If Egypt becomes an unstable "partner" in peace, following the current crisis there, the Netanyahu Administration will surely be compelled to reevaluate risk assessments that underlie the current foundations of peace making in the Middle East. The mere threat of a radicalization in Egypt, however, should serve as a reminder that, being extra cautious over forsaking strategic land for paper treaties, is at the most rudimentary level of common sense.
Any two state solution is a peace plan that ultimately places peace in the hands of external forces within other countries. If all of those countries were as stable and healthy as the United States and Canada, then perhaps the path of current foreign policy would meet the test of common sense. But totalitarianism and terroristic jihad are a threat that literally threatens nearly every country in the Middle East outside of Israel's borders. That means, that to deny innocent members of the Palestinians in the territories even a remote possibility to naturalize into the State of Israel, is to subject them to political chaos in the place of realistic democratic choice and hope.

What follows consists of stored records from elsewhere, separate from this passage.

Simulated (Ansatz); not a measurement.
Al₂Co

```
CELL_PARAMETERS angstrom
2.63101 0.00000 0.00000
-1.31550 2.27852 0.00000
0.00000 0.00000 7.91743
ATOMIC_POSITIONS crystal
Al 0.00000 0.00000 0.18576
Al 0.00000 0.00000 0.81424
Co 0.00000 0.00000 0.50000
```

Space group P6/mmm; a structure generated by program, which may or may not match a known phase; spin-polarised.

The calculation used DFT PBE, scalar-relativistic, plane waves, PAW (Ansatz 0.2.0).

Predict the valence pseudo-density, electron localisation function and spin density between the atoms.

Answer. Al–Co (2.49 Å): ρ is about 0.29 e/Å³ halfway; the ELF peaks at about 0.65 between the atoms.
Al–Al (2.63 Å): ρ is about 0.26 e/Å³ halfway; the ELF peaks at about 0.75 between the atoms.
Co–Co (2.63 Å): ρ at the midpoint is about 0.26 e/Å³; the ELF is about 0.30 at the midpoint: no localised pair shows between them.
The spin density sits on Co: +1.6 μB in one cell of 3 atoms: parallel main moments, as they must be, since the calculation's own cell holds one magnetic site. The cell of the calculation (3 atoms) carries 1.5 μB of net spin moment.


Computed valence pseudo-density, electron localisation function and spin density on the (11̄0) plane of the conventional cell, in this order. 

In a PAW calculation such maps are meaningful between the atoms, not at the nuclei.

Supporters of a two state solution are not doing the Palestinian people a favor. Detractors of a one state solution are assaulting the Palestinians' best avenue for realistic hope of living the democratic dream. By allowing the beneficent, best and brightest of the Palestinian people to join the ranks of their cousins within the State of Israel, the nation would be enriched, and those people saved from the fires of political chaos that roam beyond the border of the State of Israel, by the grace of God.